We’ve just experienced the coldest and snowiest week of winter that I’ve seen since I was a teenager.
On one hand, it was fun to hang with my teenage boys who were home for three days because school was cancelled.
But when school is cancelled in Michigan, you know the weather is bad. How bad?
We got about 30 inches of snow in three days, and it was very difficult to get around. It was -15 degrees outside while I spent 3½ hours on the snow blower and plow. The wind was blowing 25 mph, which pushed the wind chill down to -45 and created massive drifts. Today, as I look at my driveway toward the county road, there’s snow piled 5 feet high.
So why do I live in Michigan? Mainly because our family loves the outdoors and enjoy the four seasons – spring, summer, fall and winter that we experience here.
And, of course, I’d argue we have the best smallmouth bass fishing in the world, and that comes from having diverse lakes, cooler seasons and less fishing pressure.
Some of us fish late into the fall and are back out when the ice thaws in spring, but there’s about four months of open water when there’s very little fishing pressure on the thousands of lakes we have here. So, in that respect, our lakes get a break and I think that helps our fishing.
But, as I sit here watching the entire country go into a record-breaking deep freeze, I can’t help but think about how this weather could affect the GEICO Bassmaster Classic.
I’m in preparation mode and my new Nitro is rigged and ready at Bass Pro Shops in Springfield, Mo. – where it was below zero this past week. If this unseasonably cold weather continues, it could change bass fishing nationwide.
The cold temperatures won’t be an issue. In fact, if the south stays in the ice box, there will be a pronounced shad kill that could be a good thing for the bass population, short term. It happens every winter, but generally not until late January, and I hear it’s happening on several lakes now. The bass are leaving the bottom to feed on dying, fluttering shad, making for an incredible jerkbait, umbrella rig, swimming grub bite. They really chunk up on those shad.
But if this cold snap continues and is accompanied by heavy rain and snow, it could have an adverse effect on Guntersville.

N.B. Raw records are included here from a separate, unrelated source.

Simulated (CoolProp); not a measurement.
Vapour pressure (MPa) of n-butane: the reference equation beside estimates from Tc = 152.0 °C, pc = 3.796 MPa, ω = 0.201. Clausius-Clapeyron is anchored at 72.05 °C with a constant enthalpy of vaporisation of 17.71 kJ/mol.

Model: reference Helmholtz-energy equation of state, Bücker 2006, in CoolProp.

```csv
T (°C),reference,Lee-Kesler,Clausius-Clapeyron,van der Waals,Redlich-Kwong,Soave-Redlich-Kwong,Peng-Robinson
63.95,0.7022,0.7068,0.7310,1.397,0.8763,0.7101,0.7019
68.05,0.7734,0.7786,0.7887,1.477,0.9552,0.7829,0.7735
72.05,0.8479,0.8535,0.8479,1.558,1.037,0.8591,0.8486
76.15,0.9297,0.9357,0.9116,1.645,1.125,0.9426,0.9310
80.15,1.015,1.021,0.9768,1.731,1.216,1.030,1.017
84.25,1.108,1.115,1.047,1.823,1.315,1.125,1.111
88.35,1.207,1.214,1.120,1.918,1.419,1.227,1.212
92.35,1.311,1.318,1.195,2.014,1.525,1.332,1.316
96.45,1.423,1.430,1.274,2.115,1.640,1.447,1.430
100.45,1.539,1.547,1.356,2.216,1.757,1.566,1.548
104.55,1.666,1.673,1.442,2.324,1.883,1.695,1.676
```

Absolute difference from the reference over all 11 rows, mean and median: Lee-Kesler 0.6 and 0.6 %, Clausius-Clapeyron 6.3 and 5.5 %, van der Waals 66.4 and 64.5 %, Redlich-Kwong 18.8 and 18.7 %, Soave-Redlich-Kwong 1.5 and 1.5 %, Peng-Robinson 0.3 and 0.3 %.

High, muddy water is about the only thing that could really hurt fishing during the Classic. However, those conditions could kill the vegetation and create a mess of floating grass that will make fishing with treble hook lures difficult.
More importantly, when the grass is gone on those key structure elements, the bass leave too and become harder to locate.
The upside to that is if you do locate the bass in an area, there will be a ton of them there.
We’re all expecting big things from this year’s Classic on Guntersville and rightly so. It’s one of the best lakes in the country. But for it to be really good we need to see some stable weather beginning at the end of this month.
There are 34 days until official practice begins and 42 until the first day of competition. It’s going to be fun.
Remember, it’s all about the attitude!